Call us
01242 697821

Blogs

Keep up to date with the latest news and our guides on all things mortgages. 

Putting Life Insurance in Trust

Writing life insurance in trust is one of the best ways to protect your family’s future in the event of your death. Your life insurance policy is a significant asset, and by putting life insurance in trust you can manage the way your beneficiaries receive their inheritance. Here, we take you through the benefits of life insurance trusts, how the process works, who’s involved and the other considerations.

What is a trust?

Trusts are a straightforward legal arrangement that let you leave assets to friends, relatives or whoever you pick to be your beneficiaries. A trust is managed by one or more trustees – family members, friends, or a legal professional – until the trust pays out to your beneficiaries, which can either happen upon your death, or on a specified date such as when a child turns 18.

Your life insurance policy can be put into a trust, which is often referred to as ‘writing life insurance in trust’. One of the main benefits of this approach is that the value of your policy is generally not considered part of your estate.

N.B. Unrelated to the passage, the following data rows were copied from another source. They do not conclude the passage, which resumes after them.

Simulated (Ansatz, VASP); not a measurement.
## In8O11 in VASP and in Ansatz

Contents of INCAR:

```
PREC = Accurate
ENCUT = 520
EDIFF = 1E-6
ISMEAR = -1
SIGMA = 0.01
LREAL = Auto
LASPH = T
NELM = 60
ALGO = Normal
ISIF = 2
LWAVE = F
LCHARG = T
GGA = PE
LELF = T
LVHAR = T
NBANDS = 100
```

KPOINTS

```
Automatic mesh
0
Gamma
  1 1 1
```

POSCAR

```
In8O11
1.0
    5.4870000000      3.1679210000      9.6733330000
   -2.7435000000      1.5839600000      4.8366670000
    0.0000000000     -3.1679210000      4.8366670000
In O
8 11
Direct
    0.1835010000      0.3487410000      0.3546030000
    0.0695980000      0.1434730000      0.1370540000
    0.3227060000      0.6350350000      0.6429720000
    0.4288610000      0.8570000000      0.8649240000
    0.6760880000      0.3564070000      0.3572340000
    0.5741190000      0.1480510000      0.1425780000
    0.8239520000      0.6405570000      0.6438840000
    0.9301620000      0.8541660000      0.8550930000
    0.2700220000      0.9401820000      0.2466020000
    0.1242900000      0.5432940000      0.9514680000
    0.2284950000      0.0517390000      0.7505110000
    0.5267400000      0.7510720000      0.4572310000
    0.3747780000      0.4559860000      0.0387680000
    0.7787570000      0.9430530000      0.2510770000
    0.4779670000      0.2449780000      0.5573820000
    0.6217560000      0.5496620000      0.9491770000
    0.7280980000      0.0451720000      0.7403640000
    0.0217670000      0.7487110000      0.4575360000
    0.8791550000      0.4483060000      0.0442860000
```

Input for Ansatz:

How does putting life insurance in trust work?

You will need to decide which type of trust is right for you. Your options are:

  • Discretionary Trusts – your trustees have a high level of discretion about which beneficiaries to pay when you’re no longer around, using your letter of wishes as a guide. Your letter of wishes outlines your intentions as to how trustees should administer the trust.
  • A Flexible Trust - is a trust where there are two types of beneficiaries. The first type of beneficiary is the default beneficiary. These beneficiaries are entitled to any income from the trust as it arises. In practice, if the life policy is the only asset in the trust there will not be any income. The second type of beneficiary is the discretionary beneficiary. These discretionary beneficiaries only receive capital or income from the trust if the trustees make appointments to them during the trust period. If no appointments are made by the end of the trust period, the default beneficiaries will receive all the benefits.
  • Survivor’s Discretionary Trust – this form of joint life insurance in trust pays out to the surviving policy owner; for example, if you die before your partner, they would be entitled to inherit your estate before your beneficiaries. If both policy owners die within 30 days of one another, your beneficiaries can benefit on the same basis as a Discretionary Trust. 
  • Absolute Trust – in this scenario, the beneficiaries are named individuals who cannot be changed in the future. This includes any children born later and a spouse following a divorce. The advantage of an Absolute Trust is that the pay-outs can be made quickly without long legal delays, and as with other trusts, the Inheritance Tax is likely to be nil or negligible.

Once your trust is set up, your trustees legally own the policy and must keep the trust deed safe – they can ask a solicitor to store the documents or find a safe place in their home. Your trustees will ultimately make a claim to your insurer when you pass away, so they will need the trust deed close to hand.

It’s worth remembering that as the settlor, you maintain responsibility for making sure your life insurance premiums are paid. It may be beneficial to hire a legal adviser to ensure the legal wording of your trust agreement is precise.

Who can be a beneficiary?

You can choose any person, or people, to be your beneficiaries - this will entitle them to receive a pay out in the event a valid claim is made. Contrary to what some people may assume, there are no rules that restrict who your life insurance beneficiary can be. For example, you could choose the following:

  • A spouse or civil partner
  • A child
  • A relative
  • A friend
  • A charity

While you won't be able to change your beneficiaries if you have an Absolute Trust, if you take out a Discretionary Trust, your trustees will have the freedom to decide who your beneficiaries are, and how much they're entitled to receive from a pay out.

The benefits of writing life insurance in trust

There are many reasons why putting life insurance in trust is a popular option. Here are some of the ways you can benefit from a life insurance trust.

  • Control over your assets – if you don’t have a trust, your money might be used to pay off outstanding debts. Putting life insurance in trust gives you greater discretion, as you can decide who to appoint as your beneficiaries and trustees. Setting up a trust is especially important if you’re not married or in a civil partnership, as otherwise, your assets may not transfer to the intended recipient.
  • Faster access to your money – without a trust, when you die your would-be beneficiaries would need to obtain probate, which can cause delays. With a trust in place, your loved ones could receive the inheritance within a couple of weeks of the death certificate being issued.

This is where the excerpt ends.